The goals of many games are structured hierarchically, either explicitly using the components of the game or implicitly by having perceivable closures whose fulfillment can easily be seen to promote the main goal of the game. Single rounds of Heads and Tails or Paper-Rock-Scissor (without external Rewards or Penalties) do not have a Hierarchy of Goals but otherwise this pattern is present in virtually every game.
In games with Hierarchies of Goals, players have to complete at least some of the low-level subgoals in order to proceed. This can be used to increase the value of closures in a game; the closure of a goal has a greater value if the fulfillment is seen as being part of completing a larger goal.
The topology of the hierarchy of goals can vary from a simple linear sequence or a tree to a complex network. The player does not necessarily have full knowledge of the hierarchy at the beginning of the game, but it is usually revealed stage by stage as the gameplay progresses. This gradual revealing of the goal hierarchies is often used in adventure and roleplaying games where the player is given new tasks or quests after completion of the previous one, revealing the total goal hierarchy one goal at the time. One version of this is when the player first knows only the overarching goal (defeat the evil overlord for example) at the beginning and the subgoals are presented to the player one at a time as the player progresses in the Hierarchy of Goals.
Example: A good example of a Hierarchy of Goals can be found in Zelda: A Link to the Past. At the start, Link is given the task of rescuing princess Zelda from the castle. After accomplishing this, Link is presented with a more elaborate quest of overcoming the evil wizard Agahnim. The subgoals of this task, such as freeing the seven maidens, are gradually revealed to the player during the gameplay and, near the end of the game, it is revealed that it is not Agahnim, but Ganon from the Dark World, that Link has to overcome.
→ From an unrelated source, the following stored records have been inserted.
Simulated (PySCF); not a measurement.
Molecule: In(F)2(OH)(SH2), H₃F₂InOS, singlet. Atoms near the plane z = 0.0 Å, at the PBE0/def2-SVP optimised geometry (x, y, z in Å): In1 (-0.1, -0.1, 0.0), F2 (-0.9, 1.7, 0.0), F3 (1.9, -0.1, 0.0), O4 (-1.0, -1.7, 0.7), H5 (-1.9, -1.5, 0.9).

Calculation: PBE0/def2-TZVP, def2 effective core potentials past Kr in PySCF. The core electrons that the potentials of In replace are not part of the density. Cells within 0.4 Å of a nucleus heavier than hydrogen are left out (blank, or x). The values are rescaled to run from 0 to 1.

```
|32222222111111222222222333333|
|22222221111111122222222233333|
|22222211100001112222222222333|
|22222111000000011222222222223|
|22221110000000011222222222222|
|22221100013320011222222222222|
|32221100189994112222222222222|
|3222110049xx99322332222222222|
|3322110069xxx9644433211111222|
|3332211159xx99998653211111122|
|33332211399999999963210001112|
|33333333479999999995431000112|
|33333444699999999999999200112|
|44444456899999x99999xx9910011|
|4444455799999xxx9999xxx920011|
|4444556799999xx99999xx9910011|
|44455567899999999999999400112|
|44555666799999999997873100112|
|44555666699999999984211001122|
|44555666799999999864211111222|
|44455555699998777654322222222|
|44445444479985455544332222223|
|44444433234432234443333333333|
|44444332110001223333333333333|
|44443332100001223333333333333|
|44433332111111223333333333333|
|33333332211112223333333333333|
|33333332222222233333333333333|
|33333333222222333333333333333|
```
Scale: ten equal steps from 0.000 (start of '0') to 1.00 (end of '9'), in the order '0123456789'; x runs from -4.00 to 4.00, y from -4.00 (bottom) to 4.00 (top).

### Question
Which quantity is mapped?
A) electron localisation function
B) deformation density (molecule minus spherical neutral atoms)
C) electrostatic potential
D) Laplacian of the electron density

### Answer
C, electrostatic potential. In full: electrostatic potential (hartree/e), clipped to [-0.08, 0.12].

Example: Chess can be seen as a loosely defined implicit Hierarchy of Goals. No pieces need to be captured from the opponent, nor any strategic locations occupied, to be able to checkmate the opponent's king. However, it does make the goal of checkmating easier, and nearly all players focus on achieving these subgoals before attempting to achieve the main goal.
Example: The rough goal hierarchy in Pac-Man is as follows: eat the pills while avoiding the ghosts, get the power pill while avoiding the ghosts, chase the ghosts or eat the pills while under the influence of the power-pill, finish levels by taking all pills on each level, and finally get into the high score list.
The hierarchy can be established in different ways. The simplest one is a hierarchy of Collection where each low-level goal needs to be achieved by Collecting actions before the high-level goal can be completed, e. g., in Pac-Man where all pills must to be eaten to progress to the next level, but the completion of as many levels as possible is still the main goal. Also, the simplest method of completing the Collection is to force a rigid linear sequence as is the case in almost all single-player modes of shoot-'em-ups.
When constructing a Hierarchy of Goals, the game designer has to choose which goals need and do not need to be completed. Requiring a complete Collection at each level of the hierarchy ensures longer playing time but can also limit players' Freedom of Choice, especially if the collections are not Selectable Sets of Goals. Making parts of the hierarchy consist of Optional Goals avoids this problem, and may allow Replayability if players have strived towards the quickest way towards completing the game.
Providing a static Hierarchy of Goals lets the players build Strategic Knowledge about the game but if this is not desirable Ephemeral Goals can be used, which may also increase Replayability. Hierarchies of Goals consisting of Excluding Goals, Unknown Goals, and Dynamic Goal Characteristics where the goals are revealed and when instantiated gradually can be used to combine static forms of the hierarchy with changing goals, and are especially common in adventure and roleplaying games. Renewable Resources can be used to modulate these hierarchies, either to constantly provide Resources to ease the completion of goals or to generate Enemies to create new challenges. Dynamic forms of goal hierarchies typically emerge in complex strategy games where the player has the possibility to spread out resources and focus on several different, but interdependent goals, including the progression in the technology tree, conquering new areas, building new units, and defending production points.
Deep or wide Hierarchies of Goals are difficult to achieve in Quick Games as it can be difficult for players to have enough time to complete all the goals in the game.
Having Hierarchy of Goals in a game provides a structure for the game that can be used for several purposes: to ensure that certain activities in the game are done; to ensure that a Narrative Structure is maintained; or to provide players with a clear direction of the gameplay that can support Strategic Knowledge. Further, Hierarchy of Goals enables Meta Games such as Tournament by expanding the goals beyond a game instance by using Extra-Game Consequences.
The use of a Hierarchy of Goals makes the presence of Higher-Level Closures as Gameplay Progresses automatic and can be used to pace the Tension in a Narrative Structure. The clear separation of required gameplay in different goals provides natural Save Points after the completion of each goal in the hierarchy.